This sponsored post was created through my partnership with Enjoy Life Foods. As always, all opinions are my own. Collaborating with brands I love allows me to keep bringing you new and varied recipes! Thanks for your support!
I hope you and your family enjoy this gf biscotti recipe!

I’ve made this recipe for several years, and I use King Arthur’s gluten-free All Purpose Flour. I always add at least 1/4 cup of water, but I add it gradually.
I wanted to try this recipe and noticed there is no butter or oil used. Is that correct?
This recipe came out perfect for me! The dough was sticky but I just moved it along, didn’t play with it too much, and it baked beautifully, held together, cut perfectly and tasted awesome! Did not know it was even gf!
I cut cinnamon to I tsp. as a preference but did not see the need for oil. I mixed with a wooden spoon until fully combined!
Much better than any other gf biscotti recipes I’ve tried! Thank you!!!!!!!
Made the recipe as written, used Namaste GF flour blend. Dough came together to form logs fine – mixed by hand, so just had to switch from the wooden spoon to getting my hands into the mix! I’m not sure I’d keep the cinnamon next time, just to stick with more of an almond flavour profile, might toss in a tiny bit of lemon zest. Delicious either way, and so happy to have a gf biscotti to enjoy with my morning coffee. Thanks!
Has anyone tried to use honey instead of sugar?
What happened to the gf almond biscotti recipe? I see the photos and description and comments but cant open the actual recipe
Ugh! It and 4 other recipes have disappeared! This will be my project for this week – trying to find my notes and add those back in! It looks like I didn’t have the finished recipe printed off either!
Thank you! I love this recipe, looking forward to having it back!
Diane – It’s fixed now! You should be able to view and if you want, print it, just fine! Enjoy! Also if you love this, would you mind giving it a 5 star rating? Since I had to re-input the recipe, it lost all of it’s ratings. 🙁
Thanks! Sure thing!
I haven’t made these yet – about to – but wanted to mention that the classic biscotti recipes my partner used to make and sell in cafes didn’t have any fat or oil. They did have rather more egg than this recipe – to preserve the same flour to egg ratio as the ones in our family, this recipe would need 2.5 whole eggs and 2.5 yolks instead of 3 whole eggs only. Makes a very crunchy and long-lasting biscuit… and the additional yolks add fat as well as some liquid.
I agree that some amount of fat is necessary. I used 6tbsp butter, softened, and it worked well.
I used half almond flour, half Namaste GF flour, 1)4 tsp xanthan as well.
I used the Namaste brand flour. Dough seemed very dry, but I was able to squeeze it into a dough by kneading it with my hands.
I used KA gf baking mix and had to add water to make them come together. Perhaps using a mixer rather than a spoon would help. But while they felt solid after the first bake, they were a little too moist inside and so there was either crumbling or goo when I tried to slice them before the second bake. I now have a bunch of crumbs I can use for other recipes. But I won’t try these again.
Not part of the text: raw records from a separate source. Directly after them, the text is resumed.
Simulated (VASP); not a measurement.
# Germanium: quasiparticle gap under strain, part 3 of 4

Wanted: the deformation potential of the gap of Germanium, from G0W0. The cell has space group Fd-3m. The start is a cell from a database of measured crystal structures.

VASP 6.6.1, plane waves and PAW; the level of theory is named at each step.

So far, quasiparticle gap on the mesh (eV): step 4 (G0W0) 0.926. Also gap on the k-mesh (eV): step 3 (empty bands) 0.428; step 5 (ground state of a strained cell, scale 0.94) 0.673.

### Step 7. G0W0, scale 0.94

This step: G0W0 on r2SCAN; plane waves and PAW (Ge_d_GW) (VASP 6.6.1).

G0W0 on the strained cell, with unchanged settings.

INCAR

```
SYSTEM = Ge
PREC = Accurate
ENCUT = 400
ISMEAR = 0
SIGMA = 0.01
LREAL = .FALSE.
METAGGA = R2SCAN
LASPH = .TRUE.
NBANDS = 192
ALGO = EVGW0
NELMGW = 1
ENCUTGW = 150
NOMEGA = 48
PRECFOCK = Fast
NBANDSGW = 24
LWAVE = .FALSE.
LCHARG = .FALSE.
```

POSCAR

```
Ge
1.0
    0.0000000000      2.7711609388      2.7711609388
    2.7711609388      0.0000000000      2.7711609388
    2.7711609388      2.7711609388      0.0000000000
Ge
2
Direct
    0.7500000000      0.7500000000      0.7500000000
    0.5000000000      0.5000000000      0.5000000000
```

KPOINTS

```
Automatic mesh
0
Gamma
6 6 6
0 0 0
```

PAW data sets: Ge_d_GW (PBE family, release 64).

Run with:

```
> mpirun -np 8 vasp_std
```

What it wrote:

I made this recipe with Bobs Gluten Free Baking mix and eliminated the baking powder since there is some in the mix. Used my standing mixer to blend and it came out very nicely. Crunchy with good flavor. My husband said he would like it even more with less cinnamon but I think that’s personal preference.
Just made this recipe and it was really yummy! The almond flavor was HUGE! The dough came together well and almost seemed like it had almond butter in it, it was so tacky. This made for easy work of forming a log.
I actually rolled it in a bit more gfJules Flour to make it easier to shape into a log and only baked one log, not two. It was 4 x 9 1/2 inches.
I will say that the final product was a bit more powdery tasting than I’m used to with biscotti, but there’s nothing wrong about that, just different. Tomorrow I’ll dip them in melted chocolate and look forward to enjoying them with some coffee!
Oh, I did use gfJules Flour in the recipe which already contains xanthan gum.
Thanks for the recipe, Michelle!
~jules
Looks to me as though it might be missing butter or olive oil. Perhaps that is why there is not enough Liquid in the dough. I have a similar recipe that requires 1/2 cup of cold pressed olive oil. Improves the texture and adds lots of flavour.
Hi,, I made this recipe today but had to add several tlbs. of water to make the dough come together. I haven’t done the second bake yet, I’ll let you know how they turn out.
I had the same problem! Something seems to be missing from this recipe.
I’m sorry for that! Can you tell me what flour blend you used? If it has any coconut flour in it, that would explain it. If not, then I will test this again for sure to make sure I didn’t make a mistake in recording in my notes or in typing up the recipe.
Did anyone retest this recipe with the below suggestion of butter or olive oil (1/2 cup)?
I added 6tablespoons melted butter. They are in the oven now. Consistency of the dough seemed good. Will see how they turned out. (Using King Arthur gf flour.)
There has to be an oil/butter element missing in your recipe! I just mixed in the egg mixture to the flour bowl & have a crumb mixture . . . not a dough to form into a log shape. ?? Please help.
I’m really sorry! I have checked my notes and this is how I made it but I promise to make it again as soon as I can. Can you tell me what flour blend you used? That will help me as I’m trying to troubleshoot!
The major difference between this recipe and my go-to biscotti recipe with regular flour is that there’s no fat in this one. That’s probably the problem.
We had a
sprinkle for our pastor’s wife with a tea last week. Everything was GF. It was wonderful. Thank-you for the wonderful recipe. I made scones and didn’t try it at the tea but there were biscotti put on my plate as I took it home. Both my husband and I devoured the biscotti and I hope to give some away at Christmas time.Again thanks you for your research and a wonderful recipe!